# CPC - Carpenter Pacific Resources



## ozewolf (10 March 2005)

Carpenter Pacific is on the run...good drilling results are expected this month..check out their website for current news...


----------



## RichKid (10 March 2005)

*Re: CPC*

Hi Ozewolf,
Mentioned in the breakouts thread too by TechA, on my watchlist. Looking like a good entry with that close above resistance on very high volume.


----------



## RichKid (16 March 2005)

*Re: CPC*

CPC seems to be steadying on volume, this week will be crucial to any breakout position. Any holders/watchers?


----------



## el_ninj0 (16 March 2005)

*Re: CPC*

Sorry for being a newb. But could someone explain to me what these breakouts are? why they happen? and how you can tell they are going to happen please?


----------



## RichKid (16 March 2005)

*Re: CPC*

Hi en,
See the breakouts thread, TechA for example has posted some excellent charts (breakouts: it's a TA thing). Some people only trade breakouts- that's their system.
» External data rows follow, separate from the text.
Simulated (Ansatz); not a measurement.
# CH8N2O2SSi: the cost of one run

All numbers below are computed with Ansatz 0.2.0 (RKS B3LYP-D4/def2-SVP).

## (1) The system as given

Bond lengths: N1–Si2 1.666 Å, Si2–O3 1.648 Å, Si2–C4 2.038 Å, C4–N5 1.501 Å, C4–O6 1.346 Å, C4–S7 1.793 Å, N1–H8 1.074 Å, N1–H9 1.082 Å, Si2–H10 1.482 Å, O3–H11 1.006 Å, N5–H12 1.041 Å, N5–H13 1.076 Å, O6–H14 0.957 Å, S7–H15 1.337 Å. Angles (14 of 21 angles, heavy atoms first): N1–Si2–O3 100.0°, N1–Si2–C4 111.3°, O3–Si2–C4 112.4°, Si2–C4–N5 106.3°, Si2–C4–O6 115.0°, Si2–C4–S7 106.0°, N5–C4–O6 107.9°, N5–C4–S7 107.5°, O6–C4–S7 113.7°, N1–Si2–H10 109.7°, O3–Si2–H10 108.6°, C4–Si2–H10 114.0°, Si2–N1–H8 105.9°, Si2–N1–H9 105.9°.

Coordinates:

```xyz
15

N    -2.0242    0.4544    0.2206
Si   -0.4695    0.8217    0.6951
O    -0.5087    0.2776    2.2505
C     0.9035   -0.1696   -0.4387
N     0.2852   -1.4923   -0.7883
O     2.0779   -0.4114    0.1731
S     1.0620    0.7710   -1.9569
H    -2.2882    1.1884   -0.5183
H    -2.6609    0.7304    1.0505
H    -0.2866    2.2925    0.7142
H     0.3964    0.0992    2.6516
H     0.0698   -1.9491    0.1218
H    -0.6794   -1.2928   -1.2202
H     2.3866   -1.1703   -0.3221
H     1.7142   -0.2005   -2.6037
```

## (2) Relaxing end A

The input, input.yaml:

I'll try to post a chart of the breakout characteristics that I see in CPC, if someone can do it before me it'll be great as I'm a bit tied up atm.

In the breakouts thread I posted an article on trading breakouts, have a look through the posts from the last two to three weeks and read it for guidance.
Also pick up any good TA book of modern times and look up breakouts.

Basically it's when the price breaks through a previous high resistance level. or it could just be a previous resistance level in a change of trend- I'm not sure if there is one definition. Usually it is accompanied by volume. I'm a bit of a newbie too so I may not have got the definitions correct. Not all breakouts continue though, it could easily fall back as a 'false' breakout, hence the reason why the first weeks/days following a breakout is important the plus is that when you do catch a great breakout it move in strength, especially if it's making new all time highs (ie blue sky potential).

In CPC I see 33/34 as the resistance level. It has broken out above it but is now falling back towards support at 33/34c (which happens quite often, see the, AZR, ERG and FXR threads for illustrations). There is solid buy depth imo below 34c so the price should be supported until the next trigger (eg good drilling results) which imo will see it go higher and really 'breakout'. The increase in volume is also a good sign of support of the trend as more people are supporting the stock. The ongoing deals and the start of a 17 well drilling programme may be the fundamental explanation behind the TA breakout. 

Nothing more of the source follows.